Key Takeaways
- Procter & Gamble has raised its dividend for 68 consecutive years, making it one of the longest-tenured Dividend Kings.
- The current annual dividend is approximately $4.03 per share, yielding around 2.4-2.6%.
- P&G owns a portfolio of iconic brands — Tide, Pampers, Gillette, Crest, Bounty — that generate recession-resistant demand.
- The payout ratio of approximately 60-65% is sustainable for a consumer staples company with highly predictable cash flows.
- P&G generates over $16 billion in annual free cash flow, comfortably covering the $9 billion annual dividend.
68 Years: One of the Longest Dividend Streaks in History
Procter & Gamble (NYSE: PG) has paid a dividend every year since 1891 and has increased its annual payout for 68 consecutive years. That streak, which began in the mid-1950s, makes P&G one of the most established Dividend Kings — companies with 50 or more years of consecutive dividend increases.
Only a handful of U.S. companies can match this record. P&G's ability to raise its dividend through every recession, financial crisis, and market disruption of the past seven decades speaks to the extraordinary durability of its business model. For investors seeking the ultimate in dividend reliability, P&G belongs in any serious conversation. To understand why dividend streaks matter, see our article on dividend growth investing.
The Consumer Staples Moat
P&G's dividend reliability is built on one of the most defensible business models in capitalism: selling everyday necessities that consumers repurchase regardless of economic conditions. The company's portfolio includes:
- Fabric & Home Care: Tide, Downy, Cascade, Swiffer, Febreze, Mr. Clean — collectively P&G's largest segment by revenue.

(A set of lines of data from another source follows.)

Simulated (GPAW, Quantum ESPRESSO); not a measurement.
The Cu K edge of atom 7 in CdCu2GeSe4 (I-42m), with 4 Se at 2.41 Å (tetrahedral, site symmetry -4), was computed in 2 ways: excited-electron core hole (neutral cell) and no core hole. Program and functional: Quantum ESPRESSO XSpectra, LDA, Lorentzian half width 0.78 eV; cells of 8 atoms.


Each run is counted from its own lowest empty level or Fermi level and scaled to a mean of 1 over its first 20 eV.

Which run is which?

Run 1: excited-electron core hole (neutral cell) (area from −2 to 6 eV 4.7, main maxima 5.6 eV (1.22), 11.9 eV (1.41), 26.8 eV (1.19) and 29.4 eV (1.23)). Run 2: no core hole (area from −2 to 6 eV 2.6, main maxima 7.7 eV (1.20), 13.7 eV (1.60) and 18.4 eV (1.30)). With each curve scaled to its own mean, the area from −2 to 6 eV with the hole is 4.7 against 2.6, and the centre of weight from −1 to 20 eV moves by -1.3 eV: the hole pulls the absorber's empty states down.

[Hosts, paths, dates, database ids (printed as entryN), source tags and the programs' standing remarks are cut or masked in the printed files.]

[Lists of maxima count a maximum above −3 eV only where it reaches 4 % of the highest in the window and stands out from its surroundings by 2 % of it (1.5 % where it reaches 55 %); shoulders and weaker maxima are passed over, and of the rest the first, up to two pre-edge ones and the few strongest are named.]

- Baby, Feminine & Family Care: Pampers, Always, Tampax, Bounty, Charmin — products with recurring demand tied to demographics.
- Beauty: Pantene, Head & Shoulders, Olay, SK-II, Old Spice — premium personal care brands with global reach.
- Health Care: Crest, Oral-B, Vicks, Pepto-Bismol — trusted health and wellness brands.
- Grooming: Gillette, Venus, Braun — the dominant franchise in razors and shaving products.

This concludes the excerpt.